Saturday, 16 August 2008

This Is What Happens...

...when you forget that Liturgy is the official worship of the Church, and is given to us by God. It is not something we "do" for God, it all comes from Him.

There are rubrics for a reason. The Mass is the supreme prayer: adoration, contrition, thanksgiving, supplication, and this is offered on our behalf by Christ. He is the mediator through whom our prayer becomes acceptable. The priest is in persona Christi.

At least, that's what should happen.

And when you forget that, when you think that Liturgy is really what makes us feel good, inducing soft, warm fuzzies in everyone, then you get this sort of cringe-making spectacle... men in pyjamas walking through the congregation with large incense-filled woks held aloft, (whom, exactly, are they incensing, and why?) and women in tight tops and flowing skirts doing "meaningful" stretching exercises for no discernible reason. There also seems to be a great deal of unexplained banner waving... at one point I thought they were waving giant feathers, and I wondered what sort of hormones they'd been feeding the chickens...



Twitch of the mantilla to Fr. Ray Blake... when I stop feeling queasy, I might be able to forgive him.

9 comments:

George said...

Oh, it's Mahoney again! At least we are safe from him in the UK, but alas we have our own heirarchical problems. What the point of all this stupid so-called 'liturgy' is - is just way beyond me. personally I think it is diabolically driven as it does everything to focus attention on 'we the people' and away from God our Creator.

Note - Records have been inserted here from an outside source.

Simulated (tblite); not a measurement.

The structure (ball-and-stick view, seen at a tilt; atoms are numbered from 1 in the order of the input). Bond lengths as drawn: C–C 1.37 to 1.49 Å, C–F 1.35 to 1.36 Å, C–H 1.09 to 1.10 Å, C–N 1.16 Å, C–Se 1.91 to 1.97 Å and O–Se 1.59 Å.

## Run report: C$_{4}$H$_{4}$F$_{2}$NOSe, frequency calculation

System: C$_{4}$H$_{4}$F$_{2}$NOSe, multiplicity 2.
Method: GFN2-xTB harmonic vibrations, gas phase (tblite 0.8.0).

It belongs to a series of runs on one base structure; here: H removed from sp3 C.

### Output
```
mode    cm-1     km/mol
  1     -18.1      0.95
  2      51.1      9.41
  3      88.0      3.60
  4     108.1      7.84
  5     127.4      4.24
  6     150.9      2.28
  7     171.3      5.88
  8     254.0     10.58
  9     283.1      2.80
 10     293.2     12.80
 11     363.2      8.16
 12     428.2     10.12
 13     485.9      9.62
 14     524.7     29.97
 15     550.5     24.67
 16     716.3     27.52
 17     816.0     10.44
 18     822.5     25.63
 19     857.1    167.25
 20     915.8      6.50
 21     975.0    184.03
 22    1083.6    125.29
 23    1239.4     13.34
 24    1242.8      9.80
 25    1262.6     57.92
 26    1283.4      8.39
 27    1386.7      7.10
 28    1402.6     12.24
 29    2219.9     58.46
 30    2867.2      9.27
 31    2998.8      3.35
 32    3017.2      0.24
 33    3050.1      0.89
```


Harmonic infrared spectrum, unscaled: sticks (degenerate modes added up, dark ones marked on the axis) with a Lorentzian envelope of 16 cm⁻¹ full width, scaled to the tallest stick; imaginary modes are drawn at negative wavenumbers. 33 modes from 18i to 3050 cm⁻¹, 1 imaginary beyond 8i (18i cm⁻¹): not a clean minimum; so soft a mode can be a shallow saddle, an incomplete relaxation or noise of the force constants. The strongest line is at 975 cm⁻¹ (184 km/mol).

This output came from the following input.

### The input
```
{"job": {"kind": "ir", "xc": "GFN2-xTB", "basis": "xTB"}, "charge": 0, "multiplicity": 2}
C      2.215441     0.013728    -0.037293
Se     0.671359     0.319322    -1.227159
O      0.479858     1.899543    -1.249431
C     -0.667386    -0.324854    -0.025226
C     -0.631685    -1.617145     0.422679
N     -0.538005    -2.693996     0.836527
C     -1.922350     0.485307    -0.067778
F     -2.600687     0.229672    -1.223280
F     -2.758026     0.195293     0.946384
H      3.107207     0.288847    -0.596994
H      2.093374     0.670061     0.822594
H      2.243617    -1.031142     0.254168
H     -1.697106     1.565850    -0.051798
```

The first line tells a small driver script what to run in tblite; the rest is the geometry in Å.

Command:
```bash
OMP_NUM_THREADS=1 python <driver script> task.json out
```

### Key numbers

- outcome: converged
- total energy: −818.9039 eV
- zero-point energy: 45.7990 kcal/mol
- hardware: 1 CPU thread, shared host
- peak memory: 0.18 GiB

And the more creative we the people are, the more we congratulate each other on a liturgy well done! Then in with the back slapping, pew jumping, hand shaking, kissing and hugging signs of peace that go on for half an hour..... oh the consecration??? what's that all about???? Yikes, when will this new age non-sense stop?.

In with the Latin Traddies and out with the Liberal, Lefty, Cafeteria Crazies.

gemoftheocean said...

Something about this makes you want to grab a cigarette lighter, hold it up and light the flame and sway back and forth.

A few years back I attended some conference in San Diego. While our bishop is not this egregiously bad, he congratulates himself on being "inclusive."

It took FOREVER for the gifts to be brought up...by each and every ethnic group....except, for people descended from *white* ethnic groups who'd integrated decades ago. But our boy Brom sat there with a stupid "ain't I just wunnerful for being so inclusive?" Shall we say there were no German-Americans, Franco-Americans, English-Americans "groups." But he probably didn't even notice. But quite a number of us commented on it privately afterwards.

Kris said...

Ugh! I saw this over at Curt Jester. What's even sadder is I live in this diocese! :(

Mark said...

EXCOMMUNICATE them!! ;-p

Richard said...

"There also seems to be a great deal of unexplained banner waving... at one point I thought they were waving giant feathers"

No, no - they're flabella; they're uber-traddy!

See the 1917 Catholic Encyclopedia:
http://www.newadvent.org/cathen/06089a.htm
"a flabellum, in the shape of a fan, was used as a mark of honour for bishops and princes. Two fans of this kind are used at the Vatican whenever the pope is carried in state on the sedia gestatoria to or from the altar or audience-chamber."

As a Prince of the Church, he's entitled to them.

Mac McLernon said...

Flabella???!!

Ok, I'll take your word for it... They still look like overgrown chicken feathers to me...

And it's interesting that, if the Pope has two fans, then Cardinal Mahoney went one better, and had three (they're only visible near the beginning, but there are definitely three...)

Mark said...

But the flabella doesn't look like those!

Adrienne said...

I never saw a flabella like that. Don't kid yourself - they're giant chicken feathers. LOL

Elizabeth said...

Is this Mass or are we watching Jesus Christ Superstar on stage?